Del Mar declines to seek Coastal Commission certification for sea level rise plan
The Del Mar City Council decided to withdraw its sea level rise adaptation plan from a June 10 hearing in front of the California Coastal Commission, which leaves the plan uncertified after years of discussions between the two sides.
The city’s plan, adopted in 2018, will remain in effect without Coastal Commission certification, but that could create complications in new public and private development. The commission oversees development throughout the state’s coastal zone, which includes the entire city of Del Mar. Sand replenishment and other efforts to counter the rising sea in Del Mar will continue.
The two sides have been divided over whether Del Mar’s plan should include “managed retreat,” which involves moving property inland and conceding ground to the rising sea. The Coastal Commission also added 22 new suggested modifications, including updates to the Floodplain Overlay Zone map, more details about calculating setbacks for development on the bluffs, and a fee program to fund sea level rise adaptation plans.
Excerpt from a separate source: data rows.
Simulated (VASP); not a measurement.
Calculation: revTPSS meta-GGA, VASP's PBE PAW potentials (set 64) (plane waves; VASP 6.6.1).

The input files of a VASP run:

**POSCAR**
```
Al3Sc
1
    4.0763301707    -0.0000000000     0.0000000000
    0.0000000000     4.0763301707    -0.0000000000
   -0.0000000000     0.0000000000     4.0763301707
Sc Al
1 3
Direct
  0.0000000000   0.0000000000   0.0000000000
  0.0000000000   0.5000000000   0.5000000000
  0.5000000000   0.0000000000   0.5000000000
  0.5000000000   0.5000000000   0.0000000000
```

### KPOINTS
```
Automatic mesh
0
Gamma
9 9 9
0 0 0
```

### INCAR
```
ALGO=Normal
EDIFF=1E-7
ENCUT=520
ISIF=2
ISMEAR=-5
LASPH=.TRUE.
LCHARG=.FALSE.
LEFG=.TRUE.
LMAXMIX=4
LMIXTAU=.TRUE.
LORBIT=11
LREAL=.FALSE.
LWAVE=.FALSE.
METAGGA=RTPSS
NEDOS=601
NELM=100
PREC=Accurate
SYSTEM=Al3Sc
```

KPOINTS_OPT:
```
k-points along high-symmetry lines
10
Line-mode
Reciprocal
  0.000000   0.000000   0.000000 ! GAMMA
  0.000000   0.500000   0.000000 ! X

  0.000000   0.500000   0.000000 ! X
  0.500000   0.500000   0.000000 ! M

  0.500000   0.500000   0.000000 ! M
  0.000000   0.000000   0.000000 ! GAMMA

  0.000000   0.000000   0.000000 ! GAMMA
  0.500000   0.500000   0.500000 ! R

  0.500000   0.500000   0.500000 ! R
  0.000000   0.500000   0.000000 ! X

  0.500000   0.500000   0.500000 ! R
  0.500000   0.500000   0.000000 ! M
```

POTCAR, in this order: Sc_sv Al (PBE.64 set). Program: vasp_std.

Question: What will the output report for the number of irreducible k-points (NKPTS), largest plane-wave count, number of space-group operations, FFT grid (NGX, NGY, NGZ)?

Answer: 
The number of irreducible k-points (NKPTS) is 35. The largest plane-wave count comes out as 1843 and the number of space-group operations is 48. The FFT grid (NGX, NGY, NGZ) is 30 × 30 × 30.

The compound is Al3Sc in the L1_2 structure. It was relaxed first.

“Every time they have sent comments to the city, their changes reintroduce managed retreat for private property, which would irreversibly harm Del Mar, our beaches, our many beach visitors each year, and especially the 700-plus homes in the beach community,” Del Mar Mayor Terry Gaasterland said during the council’s June 7 meeting.
Council members knew that the commission was expected to reject the Local Coastal Program Amendment (LCPA) that would have certified the city’s plan, based on a recommendation from the commission’s staff. So by a 4-1 vote, the council decided to take it off the table.
According to city planners, the lack of certification could complicate the development review process for a proposal to add affordable housing at the Del Mar Fairgrounds. Del Mar’s ability to get state grants for adaptation projects could also be jeopardized.
Echoing the comments of several residents who spoke during public comment, City Councilman Dave Druker said that the Coastal Commission should recognize the “uniqueness of Del Mar.”
“They are trying to create a template for the state of California and they’re trying to figure out how to get Del Mar’s LCPA and our sea level rise adaptation plan to conform to what they see as all of California should do,” Druker said.
A report by Karl Schwing, a Coastal Commission deputy director who oversees San Diego, and other staffers said that “the proposed amendment does not include the level of detail necessary to address the future impacts of (sea level rise) – and future extreme events.”
They noted that Del Mar’s plan has various metrics, such as beach width and bluff erosion, for determining whether more action needs to be taken for sea level rise.
However, their report added, “The Adaptation Plan does not specify what actions would be taken after those thresholds are crossed, but rather states that the City prefers to maintain a flexible approach to future adaptation.”
Del Mar Deputy Mayor Dwight Worden was the only vote against withdrawing the LCPA. He said he did not agree with all of the Coastal Commission’s suggested modifications, but added that the two sides should negotiate.
“Del Mar always has the final card to play,” Worden said. “The Coastal Act is absolutely clear, the Coastal Commission can suggest changes to our plan, but they cannot dictate them. Ultimately we have the ability to accept them or reject them.”